Hague Blue is a deep, near-navy with real intensity, and the secret to making it sing is warmth. It's a drench colour through and through — walls, woodwork and ceiling in one shade for the full effect. That's where it looks most luxurious, like a proper library or a moody snug.
For the partners, lean into warm metallics. Brass and gilt sing against it — picture frames, lamps, door furniture — and that's not optional, it genuinely lifts the whole scheme. Cool marble cools it elegantly too, so a marble fireplace or worktop works a treat.
For paint pairings, here's where I'd point you:
- Paint & Paper Library Sand I (LRV 95.4) — a soft warm cream that keeps things light without the harshness of brilliant white. This is your ceiling-and-trim move if you're not drenching.
- Dulux Copper Glow (LRV 30.1) — a warm terracotta-copper that picks up the brass tones beautifully on an accent wall or in soft furnishings.
- Mylands Cigar BH.20 (LRV 11.8) — a deep tobacco brown for a richer, more enveloping scheme. Pair it with Hague Blue and you've got proper old-club gravitas.
- Farrow & Ball All White (LRV 92) — if you must have white, this is the one. It's a clean, simple white with no underlying tint, so it won't fight the blue.

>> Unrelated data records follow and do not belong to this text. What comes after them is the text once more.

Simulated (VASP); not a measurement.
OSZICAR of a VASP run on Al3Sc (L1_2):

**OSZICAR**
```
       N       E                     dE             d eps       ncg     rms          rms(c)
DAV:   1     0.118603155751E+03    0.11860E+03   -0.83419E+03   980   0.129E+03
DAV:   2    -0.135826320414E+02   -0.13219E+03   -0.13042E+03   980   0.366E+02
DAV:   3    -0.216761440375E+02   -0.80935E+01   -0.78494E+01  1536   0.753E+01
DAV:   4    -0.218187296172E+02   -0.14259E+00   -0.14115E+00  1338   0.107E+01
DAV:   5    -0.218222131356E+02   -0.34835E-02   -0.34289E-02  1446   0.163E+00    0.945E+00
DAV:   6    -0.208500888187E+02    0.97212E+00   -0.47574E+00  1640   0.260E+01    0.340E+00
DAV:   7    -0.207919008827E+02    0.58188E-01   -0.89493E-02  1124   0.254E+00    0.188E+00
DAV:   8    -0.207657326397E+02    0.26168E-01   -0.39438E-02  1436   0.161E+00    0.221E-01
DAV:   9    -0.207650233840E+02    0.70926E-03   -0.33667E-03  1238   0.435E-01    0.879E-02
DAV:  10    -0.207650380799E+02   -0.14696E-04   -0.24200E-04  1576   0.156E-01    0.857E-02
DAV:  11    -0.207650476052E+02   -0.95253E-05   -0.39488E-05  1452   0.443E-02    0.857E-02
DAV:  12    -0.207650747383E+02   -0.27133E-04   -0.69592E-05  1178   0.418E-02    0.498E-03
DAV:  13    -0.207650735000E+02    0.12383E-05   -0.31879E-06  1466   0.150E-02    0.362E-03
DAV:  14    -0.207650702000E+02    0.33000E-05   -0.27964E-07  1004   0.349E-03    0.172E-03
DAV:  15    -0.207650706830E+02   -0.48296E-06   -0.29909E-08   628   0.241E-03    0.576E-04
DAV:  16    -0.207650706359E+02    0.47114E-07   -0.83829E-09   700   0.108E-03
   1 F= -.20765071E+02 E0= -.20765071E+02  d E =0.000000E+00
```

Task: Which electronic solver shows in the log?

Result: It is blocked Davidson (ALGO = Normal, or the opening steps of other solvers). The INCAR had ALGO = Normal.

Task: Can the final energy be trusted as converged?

The big mistake people make is bright, cold white trim. Against something this deep, it chops the room into hard panels and kills the drama. If you want contrast, go warm cream rather than stark white, or just paint the woodwork Hague Blue too.
Practical tip: Hague Blue eats light, so it's far happier in a north-facing snug, dining room or study than a room you want feeling bright and airy. Test a big board on the wall and live with it through the evening — under warm lamplight with brass nearby is when it earns its keep.